A student in the meditation class I lead once asked how I could reconcile the truth of impermanence with being married. Since nothing is permanent, how can you take a vow to stay with someone for better or worse, all the days of your life?
My answer was that impermanence doesn't mean that nothing lasts -- it means that nothing stays the same. There is no solid, permanent, singular self, and no solid, permanent, unchanging marriage.
My spouse and I have been married for 33 years, as of Oct. 25. Neither of us is the person we were then, back in our early 20s. I can't speak for him on this, but I would not have wanted to be forever 23, even young and in love and pooling our pocket change to buy dinner on Friday nights, romantic as that was. We've changed, the world has changed, the conditions of our lives have changed.
And so it goes.
Autumn is an absolute reminder of the truth of impermanence -- here in New England, the leaves are on fire, sharp tongues of gold and red reaching into an azure sky, until they let go and drift to the ground. We rake them, grudgingly, and drag them to the compost pile to decompose, creating food for future vegetable plants.
And so it goes for us humans, like it or not. We grow, we bloom, we endure dark days, cold days, and we wait for the sun. We change with conditions. We persevere. And someday, we'll drop. All earthly relationships end some day.
So why get married? You might as well as ask, why live? Why get out of bed? The day will end too, but we usually start it, often in the morning. Life will end, and we yet we continue to live it. Everything is impermanent, and yet things come into existence.
I am not the woman I was back then, and he's not that man. Our relationship's not the bright, shiny, untested, brand-spanking-new marriage it was in 1980. It's something different. It's been myriad relationships -- spouses, parents, adult children, caregivers, cared for, empty-nesters, full-lifers -- and that's how it lasts.
Accepting impermanence is key to staying married, actually. It's only by knowing that your relationship will change, your partner will change, your life conditions will change that you can stay. All of that will happen, of course, and if you fight it, if you cling to where it is at one stage or to an ideal of how it should be, it will fail.

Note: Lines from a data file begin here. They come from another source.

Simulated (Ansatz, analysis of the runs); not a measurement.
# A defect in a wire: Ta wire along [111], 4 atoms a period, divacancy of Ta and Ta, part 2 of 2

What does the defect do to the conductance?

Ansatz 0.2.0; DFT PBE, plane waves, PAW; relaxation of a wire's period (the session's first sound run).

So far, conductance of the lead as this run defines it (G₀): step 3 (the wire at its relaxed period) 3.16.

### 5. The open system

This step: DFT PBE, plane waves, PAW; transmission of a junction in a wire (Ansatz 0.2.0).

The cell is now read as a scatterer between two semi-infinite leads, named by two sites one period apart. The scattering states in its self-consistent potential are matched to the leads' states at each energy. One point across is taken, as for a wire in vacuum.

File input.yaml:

People ask me what the secret to a long marriage is. I don't know, but I would say it's being willing to let it be new, not keeping track of how long it's been. It's seeing the person who's in front of you now, not the one who was waiting at the altar. Being willing to let them grow. And being willing to grow yourself. It may be that you grow apart; it may not.
It's impossible to live in that space all the time, especially when you're living in a household as well as a relationship. It's easier to see the other person as a role than a human -- isn't it the husband's job to mow the lawn? Change the lightbulbs? Wasn't it your turn to buy groceries? Fold laundry? That's especially true when there are other beings involved -- parents, children, pets, bosses, neighbors, friends -- and you can't find the energy to just be. Or that's how it feels.
The marriage part, the vow, is about sticking it out through those times and coming back, finding your new breath, finding your new partner. Trusting in the form so that you can rest in the emptiness, the space of possibility and acceptance.
The wedding ring that drew my meditation student's attention? It's not a wedding ring. That ring hasn't fit on my finger for years. I wear a claddagh ring; I wish I could say I'd gotten it in Ireland, but I lost that one, and this is a replacement from a jewelry store in town. My husband lost his original wedding ring and quit wearing the replacement one years ago.
The rings aren't important. Seeing the human who is or isn't wearing one is what matters.